OPEC is likely to maintain its production policy at a meeting in June, Kuwait’s OPEC governor said on Tuesday in the first public comment on what would be a crucial decision to determine the direction of global oil prices in the second half of the year.
Many OPEC oil ministers including Saudi Arabia’s Ali al-Naimi have defended the organisation’s November decision not to cut production but instead defend market share and curtail the output of more expensive producers such as the United States.
The accord sent oil prices below $50 per barrel, extending a sharp decline that began in June amid a global glut of crude.
The Organization of the Petroleum Exporting Countries has said it believes the oversupply, as much as 1.5 million b/d, will evaporate as oil demand picks up and U.S. oil production growth slows, with companies drilling fewer wells.
However, should U.S. oil producers prove more resilient than OPEC expects, the glut could persist and even be further aggravated if Western powers and Iran reach a nuclear deal allowing Tehran to increase its oil exports.
A deadline for a framework agreement on Iran’s nuclear programme between Tehran and six major powers is set for March, with a deadline for a full deal hoped for in June – the same month as the next scheduled OPEC meeting.
On Tuesday, Kuwait’s OPEC governor Nawal Al-Fuzaia said at an energy conference in Qatar that she thought OPEC would maintain its policy at the next meeting in Vienna on June 5.
“I think so because there is less than two months, removing weekend and summer time, before the next OPEC meeting.
“I don’t think there would be a big change in the oil market supply/demand in this time.”
Fuzaia said she did not expect oil prices to go below $40 a barrel. Brent crude is currently at about $58.

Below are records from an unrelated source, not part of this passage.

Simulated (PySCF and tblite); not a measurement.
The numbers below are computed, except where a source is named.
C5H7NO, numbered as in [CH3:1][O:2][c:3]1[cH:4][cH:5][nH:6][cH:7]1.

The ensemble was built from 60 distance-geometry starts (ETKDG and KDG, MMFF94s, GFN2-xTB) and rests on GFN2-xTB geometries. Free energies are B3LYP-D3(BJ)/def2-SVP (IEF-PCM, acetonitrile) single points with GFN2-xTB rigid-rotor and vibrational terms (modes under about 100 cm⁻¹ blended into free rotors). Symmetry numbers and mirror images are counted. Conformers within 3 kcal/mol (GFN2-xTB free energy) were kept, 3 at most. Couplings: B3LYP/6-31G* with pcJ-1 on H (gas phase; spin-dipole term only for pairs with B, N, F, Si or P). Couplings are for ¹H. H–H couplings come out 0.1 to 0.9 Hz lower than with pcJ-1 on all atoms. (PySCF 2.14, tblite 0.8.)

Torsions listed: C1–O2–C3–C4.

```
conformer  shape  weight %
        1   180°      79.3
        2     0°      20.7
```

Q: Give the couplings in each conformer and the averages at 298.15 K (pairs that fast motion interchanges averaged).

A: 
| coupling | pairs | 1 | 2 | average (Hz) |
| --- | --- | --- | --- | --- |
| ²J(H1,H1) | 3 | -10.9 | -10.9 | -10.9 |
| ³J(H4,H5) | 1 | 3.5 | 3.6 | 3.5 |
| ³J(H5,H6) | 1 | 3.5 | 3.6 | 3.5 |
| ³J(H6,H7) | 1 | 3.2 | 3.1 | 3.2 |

“It is difficult to predict (the) oil price point because it is not just moving on sentiment – prices are affected by geopolitics, disruption in Iraq, Iran,” Fuzaia said.
She said Iraqi oil production growth was uncertain after severe fluctuations in past months, while the return of large oil volumes from Iran could take longer than expected.
“Yes, there is an increase of production in Iraq, but the situation is still not clear,” she said.
“In Iran it is all linked with how the nuclear file will progress with the West. Even otherwise, I think the production in Iran will increase, but still not increase quickly, because the situation has been affected. The maintenance, recovery in field, bringing new equipment, will all take time.”
Analysts from the Energy Aspects think tank said that even before fresh Iranian barrels return to the market, OPEC and other oil producers will have to face lower oil prices as demand is set to weaken in April-June.
“Most of the supportive factors for Brent are starting to fade. Supplies impacted by weather and technical issues are returning, just when global refinery maintenance is about to peak,” it said in a note on Tuesday.
Bank of America Merrill Lynch said it saw downward pressure on oil persisting throughout the third quarter of 2015 as developed nations continued to build up commercial oil stocks.
“From a macro perspective a stronger dollar and weaker emerging markets will keep a lid on oil prices, while a possible Iran deal is a key risk,” it said in a note.